As a boy growing up in suburban Sydney, Upton and family would make the 30-minute drive from their home in leafy, middle-class Eastwood across the Harbour Bridge to The Wharf. “My dad was a subscriber; he’d bring us to see shows here. It was so exciting,” he says. “Back then it was a bit gritty down here, it was dark and interesting and not at all suburban. Working in this building was something I aspired to from a very young age.”

Upton later studied arts at the University of Sydney before moving to Melbourne, where he completed a degree in writing and directing. His early career began in film, including time in the editing suite, ahead of writing and producing plays at Sydney’s Belvoir Street Theatre and translating classics such as Chekhov, Beckett and Ibsen; the craft for which he is most celebrated. That and the task of running Australia’s most prestigious theatre company alongside his Melbourne-born wife, actress Cate Blanchett.
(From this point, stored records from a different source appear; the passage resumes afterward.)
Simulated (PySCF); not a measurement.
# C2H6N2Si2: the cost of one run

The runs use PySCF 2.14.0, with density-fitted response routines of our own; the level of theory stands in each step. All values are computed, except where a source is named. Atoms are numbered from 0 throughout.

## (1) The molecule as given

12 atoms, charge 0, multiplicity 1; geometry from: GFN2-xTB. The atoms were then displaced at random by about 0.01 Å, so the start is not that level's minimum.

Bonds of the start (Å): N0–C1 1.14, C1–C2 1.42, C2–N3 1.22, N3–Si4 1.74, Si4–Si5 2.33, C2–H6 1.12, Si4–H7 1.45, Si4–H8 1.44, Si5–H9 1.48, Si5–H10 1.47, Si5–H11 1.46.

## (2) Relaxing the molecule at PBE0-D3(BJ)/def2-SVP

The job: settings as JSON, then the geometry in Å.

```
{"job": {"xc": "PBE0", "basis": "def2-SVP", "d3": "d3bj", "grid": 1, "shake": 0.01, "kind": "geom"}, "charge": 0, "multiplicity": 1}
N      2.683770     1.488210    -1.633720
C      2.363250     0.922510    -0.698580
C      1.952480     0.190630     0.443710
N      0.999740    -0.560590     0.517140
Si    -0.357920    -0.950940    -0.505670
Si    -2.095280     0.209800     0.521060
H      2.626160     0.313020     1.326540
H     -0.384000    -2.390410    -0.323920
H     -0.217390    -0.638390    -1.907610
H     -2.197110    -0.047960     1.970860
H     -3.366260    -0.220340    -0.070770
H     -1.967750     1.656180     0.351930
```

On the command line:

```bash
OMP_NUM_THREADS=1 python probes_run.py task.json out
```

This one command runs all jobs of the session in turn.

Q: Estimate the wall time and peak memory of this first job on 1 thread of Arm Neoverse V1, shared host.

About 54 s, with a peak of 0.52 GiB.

The couple have resided in Sydney permanently since their appointment as co-artistic directors and joint CEOs in 2007. Originally appointed for a five-year term, Upton’s reign was extended for a further three years while, solo, Blanchett has pursued film projects.

Together they are credited with having raised the profile of the company among the Sydney public and are appreciated by the city’s theatre audience for programming a broad and often international range of work. Among these are original plays and adaptations by Upton and his friends, collaborators and fellow playwrights and directors, such as Sam Shepard and the late Philip Seymour Hoffman.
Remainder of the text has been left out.